Fans of the Tales series will devour this book and be happy. For others, like myself, who have not read the previous books in the series, but remember the TV adaptation - how ground breaking that was, how exhilarating to watch during a time of repression! - how does this novel, the ninth in the series, stand alone as a complete novel in its own right? I think it does, not least because we are now far removed from Barbary Lane in time and place: most of its characters have aged so much or changed or died, that we are in a different world. Some of them are still there, of course: Brian, Michael, Mary Anne, and Anna Madrigal herself. These characters connect us to previous episodes, acting like an echo chamber in one's memory; but it is Anna who holds it all together - she sits, even at the age of 92, at the centre of her 'logical family', the greatly loved, even revered, matriarch of them all, just as she sits at the heart of this book. She is surely one of modern literature's greatest character creations.
Brian, his new wife Wren and Anna travel in Brian's RV back to Winnemucca where Anna was brought up, where she has a ghost to lay from her adolescence. The story of that distant time is told in separate chapter flashbacks; it is one of complex betrayal that leads to tragedy and scars Anna for life. It shines a light in a dark corner of Anna's mysterious heart. Once she's laid this ghost to rest, the three of them travel on to the Burning Man alternative arts festival, to meet up with Jake, her young TS carer, his new boyfriend Amos, Shawna (once adopted by Mary Ann and Brian), Michael, now in his 60s, and his young husband Ben. Interleaving chapters tell of their separate journeys to the festival, and what happens when they get there (Jake and his mates have built a giant tricycle in the shape of a monarch butterfly, with Anna's name as a tribute on the front of it, for the festival procession). They tell how each work towards what they want at this juncture of their lives.
Shawna wants a sperm donor - but who will it be, Michael, Ben, Caleb, or someone she's yet to meet? Jake wants to settle down with Amos, but is he the right one? Wren wants to penetrate the mystery of her new friend Anna. Michael wants to stay young enough for his youthful husband. Anna wants to fill in the gaps of her distant past. And the young Anna - Andy - wants to makes sense of Lasko, his first love all those years ago, whom he lets down so disastrously without meaning to. Death casts a long shadow in the direction of some of these characters, but mercifully only touches one.

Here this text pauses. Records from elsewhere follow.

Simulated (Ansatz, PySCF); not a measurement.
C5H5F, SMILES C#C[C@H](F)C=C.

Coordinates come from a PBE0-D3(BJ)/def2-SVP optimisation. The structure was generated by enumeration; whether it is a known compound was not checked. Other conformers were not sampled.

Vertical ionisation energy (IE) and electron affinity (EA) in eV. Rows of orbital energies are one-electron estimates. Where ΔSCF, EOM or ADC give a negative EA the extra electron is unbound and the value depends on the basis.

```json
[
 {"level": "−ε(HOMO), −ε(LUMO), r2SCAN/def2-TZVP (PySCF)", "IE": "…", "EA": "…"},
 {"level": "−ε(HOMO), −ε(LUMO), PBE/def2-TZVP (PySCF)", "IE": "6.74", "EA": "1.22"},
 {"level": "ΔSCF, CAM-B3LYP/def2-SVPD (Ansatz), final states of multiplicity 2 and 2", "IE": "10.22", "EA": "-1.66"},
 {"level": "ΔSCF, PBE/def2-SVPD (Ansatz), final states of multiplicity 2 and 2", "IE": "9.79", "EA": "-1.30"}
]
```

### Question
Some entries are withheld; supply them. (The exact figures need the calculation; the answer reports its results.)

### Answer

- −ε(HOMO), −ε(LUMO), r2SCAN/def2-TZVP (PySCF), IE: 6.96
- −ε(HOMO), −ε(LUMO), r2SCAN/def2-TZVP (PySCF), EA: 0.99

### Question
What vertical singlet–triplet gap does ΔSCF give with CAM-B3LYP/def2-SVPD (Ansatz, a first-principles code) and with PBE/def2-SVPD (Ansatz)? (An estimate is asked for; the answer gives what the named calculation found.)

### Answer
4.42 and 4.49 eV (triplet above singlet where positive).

One of the great achievements of this book, as with the whole series, is to show how we are all connected, at many different levels, sometimes with threads we barely notice, and that through love and respect and attachment we form families of the heart.
The dialogue is natural, witty, brilliant (it could easily come from a play); the psychology is spot on; the wisdom is everywhere, though laid on with a feather; and the prose is contemporary, crisp, honed to perfection. Perhaps honed too much - sometimes the storytelling was so finessed, so controlled, I began to hope for something else, something wild to bubble up from the depths, something unexpected to wrench the story from its gentle paths. That really only happened in the events surrounding Lasko's death, which made those pages - except for the last few chapters - the most absorbing for me. But I quibble: it's a joyous and satisfying read for someone who has not read any of the earlier novels; it must be so much more for those who have.